Many religious people support the Noah story/fable. Last October, 2009 and last week, April 2010, two teams of scientists on the science channel and discovery channel said “No way.” Blue whales eat krill because it’s tiny, also some other small sea creatures. Their throats cannot swallow people. They also said there were no fish large enough to swallow a man at that time, megafishes had died off. I follow the science channel and discovery channel and wanted to know if I had supporters. I don’t believe every story in the Bible and if I think otherwise my church friends think I’m a heretic. Also, I don’t believe Lot’s wife turned into a pillar of salt. It’s just a story to teach us not to look back after God has released us from a place of sin. My church insist she literally turned into a pillar of salt. Maybe it’s too much for me to believe or being a thinking person, I simply don’t believe it. Even if Lot had gotten down a whale’s throat, the digestive juices would have killed him. Or is that the miracle?

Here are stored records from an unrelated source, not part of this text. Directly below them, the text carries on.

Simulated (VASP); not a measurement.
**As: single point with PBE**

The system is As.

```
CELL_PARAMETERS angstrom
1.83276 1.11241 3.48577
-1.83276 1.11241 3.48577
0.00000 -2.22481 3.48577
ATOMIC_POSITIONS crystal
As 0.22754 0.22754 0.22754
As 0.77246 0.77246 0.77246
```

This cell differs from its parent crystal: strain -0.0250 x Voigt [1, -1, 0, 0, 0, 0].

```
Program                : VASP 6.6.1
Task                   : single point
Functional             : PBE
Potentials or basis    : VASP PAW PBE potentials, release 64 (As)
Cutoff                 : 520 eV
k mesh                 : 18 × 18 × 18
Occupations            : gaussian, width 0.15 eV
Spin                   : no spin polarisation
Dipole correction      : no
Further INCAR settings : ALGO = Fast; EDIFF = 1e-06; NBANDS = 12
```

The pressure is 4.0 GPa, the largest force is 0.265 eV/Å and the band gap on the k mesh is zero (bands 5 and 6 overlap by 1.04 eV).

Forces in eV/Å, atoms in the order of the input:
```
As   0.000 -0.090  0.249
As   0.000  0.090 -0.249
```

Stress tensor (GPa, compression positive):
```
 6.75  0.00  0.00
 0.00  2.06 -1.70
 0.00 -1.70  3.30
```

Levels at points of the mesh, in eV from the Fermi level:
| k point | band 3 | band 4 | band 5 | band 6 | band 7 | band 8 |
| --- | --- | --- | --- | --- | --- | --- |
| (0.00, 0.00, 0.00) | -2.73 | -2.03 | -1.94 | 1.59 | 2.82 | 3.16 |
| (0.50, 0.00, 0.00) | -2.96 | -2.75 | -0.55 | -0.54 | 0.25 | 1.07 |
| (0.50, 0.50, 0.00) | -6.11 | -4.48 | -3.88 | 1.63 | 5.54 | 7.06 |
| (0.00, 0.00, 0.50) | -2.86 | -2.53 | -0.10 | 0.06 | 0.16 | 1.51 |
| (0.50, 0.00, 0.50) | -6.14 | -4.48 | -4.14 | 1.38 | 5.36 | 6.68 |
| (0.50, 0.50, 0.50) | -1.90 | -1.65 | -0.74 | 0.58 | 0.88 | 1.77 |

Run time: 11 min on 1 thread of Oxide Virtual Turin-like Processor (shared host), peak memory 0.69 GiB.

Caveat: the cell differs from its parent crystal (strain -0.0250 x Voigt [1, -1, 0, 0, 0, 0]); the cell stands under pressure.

Wasn’t it Jonah and the whale?
Look, the Bible explicitly describes the story of Jonah and the whale as a miracle. If you accept that, fine - just don’t try to apply science to it.
Personally, I just think it’s a good story. Whether it actually happened is irrelevant.
Jonah and not, in fact, a whale. I’m happy to go along with “tall story with a point to it”, but if we’re talking about miracles, we should bear in mind that they tend to involve something, well, miraculous. As long as God is helpfully sending along a great sea creature to swallow you whole, He might as well arrange that you won’t suffocate or be digested.
I doubt the ancient Israelites understood the concept of marine mammals. “Fish”, to them, probably meant anything vaguely fish-like.
I always thought so. A related Straight Dope column: Have any real-life Jonahs been swallowed by whales and lived?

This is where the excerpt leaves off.